The crew came back out and reworked the be cloth. There approach was the following.
1. Take of rails
2. Locate dark shadow/wave and place a screw or socket where the color variation is.
3. Remove staples in-line with the marked spot to reduce tension, pull around the cloth slightly to see if the color variation changes
4. Re-staple cloth when it appears to be reduce/gone.
5. Move on to the next spot, mark with screw/socket; repeat process.
.
.
6. Watch color variations move up and down the cloth, shaking my head at the scenario I'm witnessing.
7. Listen to the guys tell me we are trying to hit a B/B+; meaning if they can reduce the spots to a point where 80% of the table looks good, that equals success.
These guys finally call it quits on this process when we get to a "B," and say the rest of these variations disappear in the next few months as the cloth relaxes. It looks a lot better, but still has several smaller spots along the table edges.

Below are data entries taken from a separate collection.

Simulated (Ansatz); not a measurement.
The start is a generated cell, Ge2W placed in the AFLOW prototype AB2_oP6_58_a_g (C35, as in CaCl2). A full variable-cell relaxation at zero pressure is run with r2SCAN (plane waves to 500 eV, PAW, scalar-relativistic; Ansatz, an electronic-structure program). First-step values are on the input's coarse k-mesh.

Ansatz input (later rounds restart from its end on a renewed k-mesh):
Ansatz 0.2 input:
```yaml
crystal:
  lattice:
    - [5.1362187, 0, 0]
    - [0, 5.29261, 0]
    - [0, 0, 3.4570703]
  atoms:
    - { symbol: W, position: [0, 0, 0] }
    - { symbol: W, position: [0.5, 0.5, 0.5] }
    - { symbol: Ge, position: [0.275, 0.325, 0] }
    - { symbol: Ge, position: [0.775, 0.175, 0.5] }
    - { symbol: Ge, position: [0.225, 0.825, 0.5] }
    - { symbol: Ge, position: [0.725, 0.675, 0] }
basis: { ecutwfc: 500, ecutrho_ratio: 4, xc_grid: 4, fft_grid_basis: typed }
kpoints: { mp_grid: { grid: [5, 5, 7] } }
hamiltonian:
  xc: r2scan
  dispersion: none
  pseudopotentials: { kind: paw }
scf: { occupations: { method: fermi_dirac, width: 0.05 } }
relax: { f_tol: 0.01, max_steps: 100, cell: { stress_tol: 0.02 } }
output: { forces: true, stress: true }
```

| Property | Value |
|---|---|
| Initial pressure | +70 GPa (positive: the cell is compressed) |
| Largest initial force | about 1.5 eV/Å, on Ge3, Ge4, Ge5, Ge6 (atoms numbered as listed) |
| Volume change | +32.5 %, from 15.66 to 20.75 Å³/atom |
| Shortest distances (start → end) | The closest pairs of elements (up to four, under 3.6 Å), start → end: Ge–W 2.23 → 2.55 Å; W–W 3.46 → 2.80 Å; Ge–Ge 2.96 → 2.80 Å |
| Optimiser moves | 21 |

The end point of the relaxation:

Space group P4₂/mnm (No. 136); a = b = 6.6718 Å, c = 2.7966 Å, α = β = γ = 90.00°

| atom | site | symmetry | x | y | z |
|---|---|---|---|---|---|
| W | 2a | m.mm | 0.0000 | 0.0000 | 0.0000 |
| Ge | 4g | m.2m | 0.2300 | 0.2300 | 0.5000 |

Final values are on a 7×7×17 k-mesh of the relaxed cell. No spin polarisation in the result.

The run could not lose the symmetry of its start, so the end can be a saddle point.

Obviously, I am very annoyed by this process, as they should have reworked the cloth from cloth from start to finish again, the right way, without this ridiculous trial and error process. This was the best they could do, and the guy told me this is a good looking job. "He's been doing this since 1987."
Question: Will these variations reduce over time as the cloth "relaxes?" I'm thinking that it is BS, and it won't, but I thought I would ask the experts here.